“Ghostbusters” producer Ivan Reitman, the moviemaker behind a canon of film that took young baby boomers from fringe comedy clubs and cast them in blockbusters with a surreal view of grownup life, has died.

He was 75.

A representative for Ivan Reitman’s son, writer-producer-director Jason Reitman, referred NBC to a statement the younger Reitman and his sisters released to The Associated Press.

“Our family is grieving the unexpected loss of a husband, father, and grandfather who taught us to always seek the magic in life,” Jason Reitman, Catherine Reitman and Caroline Reitman said in the joint statement. “We take comfort that his work as a filmmaker brought laughter and happiness to countless others around the world. While we mourn privately, we hope those who knew him through his films will remember him always.”

The family told the AP that he had died peacefully in his sleep Saturday night at his home in Montecito, California.

Reitman first found widespread success with his production of “National Lampoon’s Animal House,” a movie about 1960s college antics that somehow corralled the talent of the late John Belushi.

His films were among the first that brought the new, freethinking comedic imagination of the counterculture and TV’s “Saturday Night Live” to the big screen.

Reitman developed his love for show business and comedy amid fertile ground in 1970s Toronto, home to SNL creator Lorne Michaels, the influential “Second City” comedy troupe, and future ghost-buster Dan Aykroyd.

“I’ve had the good fortune of finding fresh comedic voices or actors that went on to greater fame, or became famous as a result of movies I was involved with them in,” he said in an interview published by Canadian Business in 2006.

“People like John Belushi and Bill Murray were in their first movies with me,” he told the Toronto-based publication that started as a newsletter of Canada’s Chamber of Commerce.

He directed Murray in his breakout, “Meatballs,” and then again in “Stripes.” The two would work again on another hit, 1984’s “Ghostbusters.”

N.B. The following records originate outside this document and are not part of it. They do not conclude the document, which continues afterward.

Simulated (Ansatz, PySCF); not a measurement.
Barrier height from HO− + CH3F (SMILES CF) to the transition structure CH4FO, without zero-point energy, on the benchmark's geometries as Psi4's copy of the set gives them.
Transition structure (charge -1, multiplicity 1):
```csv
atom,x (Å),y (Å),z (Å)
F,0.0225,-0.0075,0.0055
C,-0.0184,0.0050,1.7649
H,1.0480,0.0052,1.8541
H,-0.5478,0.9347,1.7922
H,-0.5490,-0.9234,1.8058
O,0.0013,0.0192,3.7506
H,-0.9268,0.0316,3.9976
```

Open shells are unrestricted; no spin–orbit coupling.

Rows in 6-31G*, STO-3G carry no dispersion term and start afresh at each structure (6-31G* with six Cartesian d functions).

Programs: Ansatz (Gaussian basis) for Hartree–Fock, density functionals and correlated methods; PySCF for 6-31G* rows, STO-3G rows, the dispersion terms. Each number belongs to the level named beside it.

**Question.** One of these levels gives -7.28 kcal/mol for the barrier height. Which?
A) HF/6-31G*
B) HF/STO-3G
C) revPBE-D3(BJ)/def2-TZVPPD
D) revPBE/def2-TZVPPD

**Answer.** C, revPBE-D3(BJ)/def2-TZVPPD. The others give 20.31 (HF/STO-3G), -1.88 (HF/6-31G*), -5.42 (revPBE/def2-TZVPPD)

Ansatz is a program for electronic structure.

The supernatural comedy starred Murray, Dan Aykroyd, Harold Ramis, Ernie Hudson, Sigourney Weaver and Rick Moranis. It grossed nearly $300 million worldwide, earned two Oscar nominations, and spawned a franchise.

“Ghostbusters: Afterlife,” directed by the producer’s son, Jason Reitman, opened in theaters last year.

Ivan Reitman has been credited as a producer on several films directed by his son, as well as on “Beethoven,” “Old School” and “EuroTrip.”

Among films he directed: “Twins,” “Kindergarten Cop,” “Dave,” “Junior” and “Six Days, Seven Nights.”

His IMDB credits run well into the future as a result of preproduction. In that 2006 interview he said he was proud of his latest production work at the time: “My Super Ex-Girlfriend.”

He said it was not a big financial success. “But I’m quite proud of it. I thought it was very effective,” Reitman said.

Ivan Reitman was born in Komarmo, Czechoslovakia, in 1946 where his father owned the country’s biggest vinegar factory. The Reitmans escaped a communist surge when Ivan Reitman was only 4 by traveling in the hold of a barge headed for Vienna.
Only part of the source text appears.